NengoDL supports this through the TensorNode class. This allows us to write code directly in TensorFlow, and then insert it easily into Nengo. In this example we will demonstrate this in two different ways: first using a network defined using Keras, and second using a prebuilt vision network from the tensorflow/models repository.

[1]:
%matplotlib inline

import sys
import os
from urllib.request import urlopen
import io
import shutil
import stat

import numpy as np
import matplotlib.pyplot as plt
from PIL import Image
import tensorflow as tf
from tensorflow import keras
import tensorflow.contrib.slim as slim;

import nengo
import nengo_dl

# keras uses the global random seeds, so we set those here to
# ensure the example is reproducible
seed = 0
np.random.seed(seed)
tf.set_random_seed(seed)

Introduction to TensorNodes

nengo_dl.TensorNode works very similarly to nengo.Node, except instead of using the node to insert Python code into our model we will use it to insert TensorFlow code.

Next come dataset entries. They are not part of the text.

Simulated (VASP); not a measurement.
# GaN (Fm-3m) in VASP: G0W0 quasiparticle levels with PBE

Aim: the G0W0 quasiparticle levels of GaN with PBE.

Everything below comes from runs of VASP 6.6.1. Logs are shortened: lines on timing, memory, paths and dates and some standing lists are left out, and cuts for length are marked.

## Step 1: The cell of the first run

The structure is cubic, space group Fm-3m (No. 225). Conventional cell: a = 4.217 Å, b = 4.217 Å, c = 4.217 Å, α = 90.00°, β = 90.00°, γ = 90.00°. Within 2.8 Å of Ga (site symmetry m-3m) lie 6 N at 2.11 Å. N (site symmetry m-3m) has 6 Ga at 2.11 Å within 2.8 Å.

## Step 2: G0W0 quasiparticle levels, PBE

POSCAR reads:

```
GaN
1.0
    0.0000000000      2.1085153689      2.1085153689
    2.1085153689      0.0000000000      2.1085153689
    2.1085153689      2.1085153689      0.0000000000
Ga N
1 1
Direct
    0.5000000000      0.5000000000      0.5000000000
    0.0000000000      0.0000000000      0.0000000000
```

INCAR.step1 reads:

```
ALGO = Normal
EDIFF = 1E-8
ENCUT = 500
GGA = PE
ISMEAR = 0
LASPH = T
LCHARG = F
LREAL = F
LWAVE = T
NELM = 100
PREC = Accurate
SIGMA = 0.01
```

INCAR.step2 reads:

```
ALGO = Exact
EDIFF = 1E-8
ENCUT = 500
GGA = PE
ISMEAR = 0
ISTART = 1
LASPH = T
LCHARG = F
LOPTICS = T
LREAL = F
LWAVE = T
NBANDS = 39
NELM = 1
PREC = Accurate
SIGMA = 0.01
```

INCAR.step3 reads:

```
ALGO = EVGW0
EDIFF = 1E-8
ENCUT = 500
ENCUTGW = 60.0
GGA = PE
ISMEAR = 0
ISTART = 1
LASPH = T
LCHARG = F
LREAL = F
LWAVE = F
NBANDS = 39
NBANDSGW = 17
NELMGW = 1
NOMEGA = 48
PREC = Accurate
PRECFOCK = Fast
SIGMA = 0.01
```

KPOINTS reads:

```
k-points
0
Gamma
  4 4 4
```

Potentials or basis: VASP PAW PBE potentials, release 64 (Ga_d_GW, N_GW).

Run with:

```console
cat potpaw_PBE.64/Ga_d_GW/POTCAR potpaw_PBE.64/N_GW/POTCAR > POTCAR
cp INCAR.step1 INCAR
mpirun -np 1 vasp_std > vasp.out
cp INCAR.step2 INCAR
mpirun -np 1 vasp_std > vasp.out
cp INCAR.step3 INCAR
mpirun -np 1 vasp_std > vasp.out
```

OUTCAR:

The first thing we need to do is define our TensorNode output. This is a function that accepts the current simulation time (and, optionally, a batch of vectors) as input, and produces a batch of vectors as output. All of these variables will be represented as tf.Tensor objects, and the internal operations of the TensorNode will be implemented with TensorFlow operations. For example, we could use a TensorNode to output a sin function:

[2]:
with nengo.Network() as net:
    def sin_func(t):
        # compute sin wave (based on simulation time)
        out = tf.sin(t)

        # convert output to the expected batched vector shape
        # (with batch size of 1 and vector dimensionality 1)
        out = tf.reshape(out, (1, 1))

        return out

    node = nengo_dl.TensorNode(sin_func)
    p = nengo.Probe(node)

with nengo_dl.Simulator(net) as sim:
    sim.run(5.0)

plt.figure()
plt.plot(sim.trange(), sim.data[p]);
Build finished in 0:00:00
Optimization finished in 0:00:00
Construction finished in 0:00:00
|#                            Simulating                              | 0:00:00
/home/travis/build/nengo/nengo-dl/nengo_dl/simulator.py:102: UserWarning: No GPU support detected. It is recommended that you install tensorflow-gpu (`pip install tensorflow-gpu`).
  "No GPU support detected. It is recommended that you "
Simulation finished in 0:00:00
../_images/examples_tensorflow-models_3_3.png

However, outputting a sin function is something we could do more easily with a regular nengo.Node. The main use case for nengo_dl.TensorNode is to allow us to write more complex TensorFlow code and insert it into a NengoDL model. We will see two different examples of this below.

Inserting a Keras network

Keras is a popular software package for building and training deep learning style networks. It provides a higher-level syntactical wrapper around TensorFlow (or other packages, such as Theano). And because it is defining a TensorFlow network under the hood, we can define a network using Keras and then insert it into NengoDL using a TensorNode.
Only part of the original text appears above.